This is an basic implementation of a file search engine based on python to answer queries in text files on a local system . We have used "tf-idf term weighting" and "cosine similarity" to rank the relevance of the matching documents . tf-idf computations are precomputed making searching a lot faster . Also to speed up searching Stemming (Porter Stemmer) has been used . A basic User Interface using Python's Tkinter library is provided .
python2 createIndex_tfidf.py stopwords.dat testIndex.dat titleIndex.dat
createIndex_tfidf.py will run only once to calculate the tdf-idf values over the corpus
python2 queryIndex_tfidf.py stopwords.dat testIndex.dat titleIndex.dat
Overall three different files are created in this step :
titleIndex.dat
This file stores the unique docId(document id) which is assigned to each document in the corpus.
testIndex.dat
In this an index file is created (also known as inverted index data structure) which contains information about all the unique terms (except stopwords) appearing in all the documents.Each document is given a unique id starting from 0 as stored in the titleIndex.dat. The information about a term is stored in the index file as follows: term|docID0:pos1,pos2;docID1:pos3,pos4,pos5;…..|tf0,tf1,tf2...|idf Here tf0,tf1,tf2 represents term frequency of term in docID0,docID1,docID2 respectively. idf represent Inverse Document Frequency and pos1 respresents the position of the term in the respective document and so on .
lines.dat
This file stores the information about the lines in which the term is present in various documents. This line information is represented as : term|docID0:line1,line2;docID1:line3,line4,line5
Before creation of these files, all the terms of the documents are checked in the stopwords list.If a term appears in stopwords then it is skipped else it's information is stored in these above files. Also, each term is stemmed by Porter Stemmer before being added to the index.
In this , first of all , all the informations from the files lines.dat,titleIndex.dat and testIndex.dat is again stored back using dictionary in Python.

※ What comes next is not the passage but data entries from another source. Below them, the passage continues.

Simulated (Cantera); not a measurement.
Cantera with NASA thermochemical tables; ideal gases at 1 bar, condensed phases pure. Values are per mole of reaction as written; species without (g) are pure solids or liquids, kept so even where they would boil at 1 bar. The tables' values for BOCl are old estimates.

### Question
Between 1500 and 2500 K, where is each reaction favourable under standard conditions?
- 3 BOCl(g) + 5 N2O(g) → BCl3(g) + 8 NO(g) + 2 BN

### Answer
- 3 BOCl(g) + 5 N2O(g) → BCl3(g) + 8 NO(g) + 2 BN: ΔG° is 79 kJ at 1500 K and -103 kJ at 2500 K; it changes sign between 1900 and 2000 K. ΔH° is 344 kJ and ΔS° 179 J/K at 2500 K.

Now, the different types of Queries supported are :
One Word Queries(OWQ) This is a single term query and its output is list of documents containing the asked term along with the line numbers where the term is present in the respective document.
Multi Word Queries(MWQ) The input in MWQ is a sequence of words, and the output is the list of documents that contain any of the query terms along with the line numbers.
Phrase Queries(PQ) The input in PQ is again a sequence of words, and the matching documents are the ones that contain all query terms in the specified order.
Now that we have have found the list of documents in which the query is present it is time to rank them. The ranking scheme we have used here is based on tf-idf. Tf-Idf is a weighting scheme that assigns each term in a document a weight based on its term frequency (tf) and inverse document frequency (idf). The terms with higher weight scores are considered to be more important. It’s one of the most popular weighting schemes in Information Retrieval.
Term frequency(tf) of a term is document specific. It is basically the number of occurrences of the term t in the document D. It is quite logical to choose tf as a parameter because as a term appears more in the document it becomes more important. We can represent a document by a vector whose size is equal to the no. of unique terms in the document and each value denotes the count of the term in the given document. The representation of documents as vectors in a common vector space is known as the vector space model and it’s very fundamental to information retrieval. But here is one drawback. As the document will grow in size the weight of tf is going to increase as the frequency of terms will increase. So a document which contains same information as other document, copied more than one time will be considered more important. To eradicate this drawback we will divide each value in a vector by its norm so that the vector becomes a unit vector.
We can’t only use term frequencies to calculate the weight of a term in the document, because tf considers all terms equally important. However, some terms occur more rarely and they are more discriminative than others. If we purely use tf as measure to rank then if we search a topic like sound waves, we might end up getting a lot of documents containing light waves and other waves, as the frequency of term is the only parameter.
To mitigate this effect, we use inverse document frequency. The document frequency of a term is basically the number of documents containing the term. So the inverse document frequency(idf) of a term is the number of documents in the corpus divided by the document frequency of a term. Generally it has been found that the factor of idf is quite large and better results are obtained if we use log(idf). As log is an increasing function, we can use it without hampering our results.
We have defined both tf and idf, and now we can combine these to produce the ultimate score of a term t in document d. We will again represent the document as a vector, with each entry being the tf-idf weight of the corresponding term in the document. The tf-idf weight of a term t in document d is simply the multiplication of its tf by its idf.
Now that we have built the vectors of each document based on tf-idf weight. It is time to answer a query with using the given document vectors. First of all we will create a query vector itself on similar basis as we made the document vector i.e based on tf-idf score(considering query a document itself). Now that we have our query vector ready, we will find all those documents in which our query is present. Now we will take the dot product of the query vector and the document vector in which the query is present. The higher the dot product more similar is query vector with the document vector which means the angle between the document vector and query vector is small. This technique of finding similarity between query and document is called cosine similarity.